How a debut opportunity led to one of the most reliable football players in the history of the NFL.
When offensive guard Will Shields was selected in the third round of the 1993 NFL Draft, Chiefs Kingdom had their sights drawn to other new additions to the franchise.
Prior to the draft, the Chiefs would trade with the San Francisco 49ers to acquire quarterback Joe Montana. Two months later, the signing of running back Marcus Allen from the Los Angeles Raiders created a fresh optimism around the fanbase.
At the time, it would be near impossible to convince someone that the most important piece added going into the 1993 season was an interior offensive lineman from the University of Nebraska. But after his decade-plus career, few Chiefs fans that experienced Shields play would argue against his importance to the organization.
To begin the 1993 season, The Chiefs traveled to Tampa Bay to play the Buccaneers. During the game, Chiefs starting left guard Dave Szott suffered a knee injury.
Shields would play as the ‘next man up’ for the Chiefs, but no lineman would have to play that role to replace Shields throughout his entire career.
After his Week 1 performance, Shields would go on to start for the rest of the season. For that season and the rest of his career, Shields played a superhuman like role for the Chiefs.
Shields would never miss another game in his fourteen-year career. He started in 223 consecutive regular-season games, according to the Pro Football Hall of Fame.
Durability and toughness were not the only qualities he brought to the table. Shields showed the ability to perform any blocking assignment on the field needed to win.
Watching the mere highlights and glimpses from his career anyone can notice his incredible athleticism. The Chiefs were able to use that by pulling guard and using Shields in the open field for blocking.
Even more impressive is how Shields managed to commit few penalties. There were 18 penalties called against him during his twelve consecutive Pro Bowl selections, according to Pro Football Reference.
To only commit roughly one penalty a season, while playing every single game is greatness. Especially since Shields blocked at several levels of the field, not just the line of scrimmage.
The talent combined with disciplined blocking placed him in the highest regard for an offensive lineman. After his first two seasons, Shields would make the Pro Bowl every season after until his retirement, ending up with twelve straight selections.
Shields was named a First-Team All-Pro three times and was on the second team four times, according to the Pro Football Hall of Fame. His performances week by week contributed largely to the Chiefs’ success in the early 2000s.

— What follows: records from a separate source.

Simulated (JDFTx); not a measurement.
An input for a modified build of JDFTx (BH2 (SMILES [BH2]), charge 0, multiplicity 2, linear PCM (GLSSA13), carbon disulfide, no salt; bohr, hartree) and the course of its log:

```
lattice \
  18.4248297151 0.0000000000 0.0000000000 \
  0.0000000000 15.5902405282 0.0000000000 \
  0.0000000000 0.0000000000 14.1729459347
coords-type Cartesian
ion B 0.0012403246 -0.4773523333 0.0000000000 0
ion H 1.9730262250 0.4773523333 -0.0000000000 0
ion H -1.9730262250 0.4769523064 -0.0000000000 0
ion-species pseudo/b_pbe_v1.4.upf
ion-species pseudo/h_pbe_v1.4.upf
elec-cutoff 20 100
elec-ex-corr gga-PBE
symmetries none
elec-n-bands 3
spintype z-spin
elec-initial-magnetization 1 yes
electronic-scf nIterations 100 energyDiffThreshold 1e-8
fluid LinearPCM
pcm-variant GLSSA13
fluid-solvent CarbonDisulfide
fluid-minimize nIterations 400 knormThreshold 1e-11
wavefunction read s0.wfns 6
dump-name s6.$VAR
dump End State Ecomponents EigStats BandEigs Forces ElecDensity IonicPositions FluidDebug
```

Running back Priest Holmes could have driven a Brink truck through some of the holes created by Shields and the rest of the offensive line. They played a key role in Holmes breaking the single-season record for touchdowns with 27 in the 2004 season.
The Chiefs honored Shields’ career by placing him in their ring of honor not even a decade after his career ended. His greatness earned him a spot in the Pro Football Hall of Fame in the class of 2015.
Shields was a large contributor to competitive and run-dominant Chiefs teams. Despite offensive lineman not getting the credit they deserve, he was able to display his greatness by suiting up every week and performing at an All-Pro level.